Coverage of the Judicial Committee hearings provided a window into the critical differences between “acceptable” expressions for men and women. More than that, it ignited countless discussions on inherent social power and the pervasiveness of sexual assault. Men everywhere were suddenly confronted by the magnitude of women in their circles who are survivors.
Angry outbursts and indignant rage were on full display by older white men; behaviors that are available to them and later described as ‘impassioned’. These spectacles are used to intimidate and prevent others from having an equal voice. They are not available to women, people of color, or other marginalized populations. When these groups display anger or refuse to be silenced, they are framed as ’hysterical’ and of questionable stability. Dangerous.
If you have any questions about entitlement and privilege, it was demonstrated in Judge Kavanaugh’s opening statement. She is/they are trying to ruin me. Look what you did to me. Look what you made me do. I am not answerable to you. You are answerable to me.
The telling smile on Kavanaugh’s face during Senator Graham’s angry outburst; an act of solidarity between two members of the protected class. He is safe because they have the power.
Dr. Ford stayed composed and focused because she had to in order to be heard. The credibility of a woman’s message is evaluated on how closely she aligns to an acceptable range of behaviors. Slamming fists, belligerence, and thinly contained rage all discredit women as volatile. Vindictive. Scorned. Not to be trusted.
When a woman is attempting to exert power, stop her by shaming her expression as a loss of control. She’s lying.
Our motives are questioned, as are our memories and lived experiences. Women are assigned responsibility for the violence committed against women’s bodies. Biases prevent women from being listened to and believed. Reported incidents go unreviewed. Cases that are investigated somehow manage to be explained away without charges.
Then the inevitable question arises: Why didn’t she report it (sooner, differently, the first time)?
The “why” question is a deflection.
To ask “why?” shifts the burden of justification to the survivor. The answers:
- Because they were in shock.
- Because they had no resources.
- Because culturally, we’ve conditioned them to believe it was their fault.
- Because women and girls are socialized to be polite. Don’t make a scene. Don’t impose on others or cause trouble.
- Because women are conditioned to question ourselves and internalize responsibility for other people’s actions against us.
- Because . . . shut up.
Ultimately, they don’t care why the survivor didn’t report; they want to ensure that future survivors are too afraid to report. They want to delegitimize each reason one by one, while ignoring thousands of untested rape kits.
Survivors have experienced a horrific trauma; they owe you nothing, least of which justifications for their decisions in coping.
You become ‘that girl who was raped’. This is how people refer to you. Forever.
Dr. Ford demonstrated tremendous courage and integrity to come forward. Sharing her experience on a national stage, while remaining calm and focused, is strength beyond what I can imagine.

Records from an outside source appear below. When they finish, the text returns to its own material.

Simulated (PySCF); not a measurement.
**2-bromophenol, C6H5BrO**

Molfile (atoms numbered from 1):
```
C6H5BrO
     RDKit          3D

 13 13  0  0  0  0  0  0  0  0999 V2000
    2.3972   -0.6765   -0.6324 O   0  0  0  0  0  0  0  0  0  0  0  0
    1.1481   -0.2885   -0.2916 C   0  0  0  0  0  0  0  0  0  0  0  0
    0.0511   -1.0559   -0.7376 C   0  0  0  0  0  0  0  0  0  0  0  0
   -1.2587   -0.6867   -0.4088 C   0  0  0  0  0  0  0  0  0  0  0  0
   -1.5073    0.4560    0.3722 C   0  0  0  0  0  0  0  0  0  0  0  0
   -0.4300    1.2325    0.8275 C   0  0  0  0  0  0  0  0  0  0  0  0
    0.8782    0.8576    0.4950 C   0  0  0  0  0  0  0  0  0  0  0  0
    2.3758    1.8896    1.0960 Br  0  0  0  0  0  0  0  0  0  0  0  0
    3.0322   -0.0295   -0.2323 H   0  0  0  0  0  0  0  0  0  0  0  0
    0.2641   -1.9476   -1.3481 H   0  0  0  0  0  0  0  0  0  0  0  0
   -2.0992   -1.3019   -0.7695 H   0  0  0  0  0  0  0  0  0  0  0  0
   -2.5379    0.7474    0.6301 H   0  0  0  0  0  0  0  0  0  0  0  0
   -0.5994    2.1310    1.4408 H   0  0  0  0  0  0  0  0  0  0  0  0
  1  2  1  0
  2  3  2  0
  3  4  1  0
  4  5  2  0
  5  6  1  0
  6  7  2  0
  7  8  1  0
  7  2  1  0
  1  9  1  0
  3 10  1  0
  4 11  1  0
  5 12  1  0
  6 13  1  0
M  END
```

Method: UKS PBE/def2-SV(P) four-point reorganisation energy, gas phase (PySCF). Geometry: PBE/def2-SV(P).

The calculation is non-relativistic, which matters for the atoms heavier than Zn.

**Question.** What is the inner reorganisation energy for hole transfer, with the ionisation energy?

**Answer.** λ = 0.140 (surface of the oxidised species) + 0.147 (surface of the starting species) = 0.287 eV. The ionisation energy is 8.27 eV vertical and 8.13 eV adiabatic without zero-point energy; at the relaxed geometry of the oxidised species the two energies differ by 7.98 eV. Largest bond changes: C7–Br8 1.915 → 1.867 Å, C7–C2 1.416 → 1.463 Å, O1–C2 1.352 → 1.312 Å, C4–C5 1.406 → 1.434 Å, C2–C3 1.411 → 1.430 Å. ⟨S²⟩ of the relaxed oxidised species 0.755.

The unfortunate reality is that if Dr. Ford were a person of color who worked at Home Depot, we wouldn’t even be talking about this case. Being white, upper class, and an established professional changed the lens through which people evaluated her story. Nonetheless, she was vilified, called a political pawn, and either “mixed up” or a liar. All for the audacity of speaking her truth again and again. Without shouting vitriol, and without the incredible anger that is well justified, given what she has lived through.
While survivors are struggling to heal—to reintegrate their lives, bodies, and identities—they are also called to account for how the events may have impacted others. Futures of the accused are now uncertain, because a survivor reported their attacker. How could you ruin his life like that? Are you sure?
Earlier this year, during the investigation of multiple sexual assaults committed by a physician at a training facility, media coverage speculated how the families of these female athletes must feel. Directly or indirectly, expressions like these apply shame and guilt to the women who were exploited.
Intrusive thoughts of “how could I have prevented this happening to me?” now extend to somehow failing their families. She should have told someone – now she did and look how her family suffers. These are diametrically opposed expectations, none of which at lost to future survivors who will be less likely to report.
The social alternatives are to stay away out of fear or resign ourselves to the probability of violent sexual assault. Women unequivocally reject both options. We have a right to be here. We are the ones who aren’t going away.